Tuesday, October 5, 2010

Tomorrow!

We had a great weekend getting to hang out with lots of family. Logan's mom was in town so we had many family dinners and Declan learned to say "Hello" (or more precisely... Hewwo). However, the germs that the little man were introduced to at school last week have officially taken their toll. He was starting a cold this weekend, and just when I thought it was getting better... he woke up yesterday morning with his eyes glued shut from yucky stuff coming out. His eye isn't red so I'm thinking it's not pinkeye. I think it's just the cold coming out every place it can. My poor guy. Everyone send good thoughts our way because my health insurance won't kick in for awhile!

However, I'm sure he will be in a good mood because tomorrow my brother comes to town! I'm super psyched to show him around Austin and I know that he will fall in love. I can't wait. Then... on Friday my mom will be here too! We always spend Columbus Day weekend together, usually in VT, but we're bringing the Foleys to Austin to take over. Hopefully we can find some stand-ins for our usual array of events. 

So I've been thinking about what I miss the most of what we didn't bring with us to move cross country. (Just in case anyone ever is wondering what the important things are)

*Our mattress
*Vacuum
*Microwave
*TV

There really isn't a whole lot else that I miss, and the only thing we have replaced on that list is our mattress because we needed somewhere to sleep. 

Sorry that this is kind of all over the place. Without being able to update more often, I kind of forget what I had wanted to say. Ahh... off to enjoy my few moments of alone time during the rest of my break. 
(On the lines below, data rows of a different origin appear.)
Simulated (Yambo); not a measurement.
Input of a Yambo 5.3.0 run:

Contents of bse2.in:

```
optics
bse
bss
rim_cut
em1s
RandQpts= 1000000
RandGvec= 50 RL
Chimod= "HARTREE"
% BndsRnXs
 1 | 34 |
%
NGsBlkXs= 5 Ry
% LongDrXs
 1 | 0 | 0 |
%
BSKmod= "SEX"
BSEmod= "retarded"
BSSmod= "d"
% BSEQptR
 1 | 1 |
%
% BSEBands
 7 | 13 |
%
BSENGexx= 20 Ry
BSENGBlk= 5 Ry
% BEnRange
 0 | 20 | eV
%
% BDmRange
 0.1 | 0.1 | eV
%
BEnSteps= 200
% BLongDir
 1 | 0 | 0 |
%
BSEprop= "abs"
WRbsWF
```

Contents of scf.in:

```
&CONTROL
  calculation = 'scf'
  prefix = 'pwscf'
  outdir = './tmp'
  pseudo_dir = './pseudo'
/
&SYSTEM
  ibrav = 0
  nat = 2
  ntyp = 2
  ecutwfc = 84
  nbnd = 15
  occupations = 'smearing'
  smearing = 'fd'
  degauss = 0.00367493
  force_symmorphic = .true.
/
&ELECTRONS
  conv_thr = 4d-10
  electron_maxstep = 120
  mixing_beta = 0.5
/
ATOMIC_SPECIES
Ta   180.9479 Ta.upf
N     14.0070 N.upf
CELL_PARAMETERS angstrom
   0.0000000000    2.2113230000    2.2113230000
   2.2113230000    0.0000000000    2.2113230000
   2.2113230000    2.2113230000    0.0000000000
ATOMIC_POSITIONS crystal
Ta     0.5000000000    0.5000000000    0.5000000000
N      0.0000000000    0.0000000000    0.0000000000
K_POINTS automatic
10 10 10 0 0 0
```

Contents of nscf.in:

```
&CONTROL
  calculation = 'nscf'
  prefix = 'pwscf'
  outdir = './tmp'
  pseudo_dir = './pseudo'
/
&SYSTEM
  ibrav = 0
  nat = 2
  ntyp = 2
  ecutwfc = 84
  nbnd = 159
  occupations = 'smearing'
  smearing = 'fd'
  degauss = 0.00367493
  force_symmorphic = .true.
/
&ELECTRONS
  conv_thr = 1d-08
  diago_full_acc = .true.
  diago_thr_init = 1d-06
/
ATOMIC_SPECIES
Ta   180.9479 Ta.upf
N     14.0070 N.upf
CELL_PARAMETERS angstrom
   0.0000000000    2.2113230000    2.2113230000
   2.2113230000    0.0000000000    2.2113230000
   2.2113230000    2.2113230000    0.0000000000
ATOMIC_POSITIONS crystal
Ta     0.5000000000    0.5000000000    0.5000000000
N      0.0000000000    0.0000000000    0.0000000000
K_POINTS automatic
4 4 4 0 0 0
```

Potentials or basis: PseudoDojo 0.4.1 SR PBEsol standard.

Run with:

Missing everyone back home!!!

Day 2- Something you love about yourself

Wow. Sorry to leave this blog on such a negative note. Although we don’t have internet I figured that I would have more time to get posts up. With the job and getting Declan used to his new place and schedule, I have been pretty busy. I’ll give a life update in another post, but let’s get this back to a more positive place first.

Something I love about myself. I have been so focused on others recently (cough cough Declan cough) that I haven’t had a whole lot of introspective time. I suppose that something I love about myself is my ability to work hard. I know a lot of people that don’t understand the concept of work. I feel as though a lot of this generation expects life to be handed to them on a silver platter while they sit around and watch tv. I was instilled with a strong work ethic from a young age. I was expected to do chores in order to get my allowance. As I got older and stopped getting an allowance I was expected to do yard work to earn money.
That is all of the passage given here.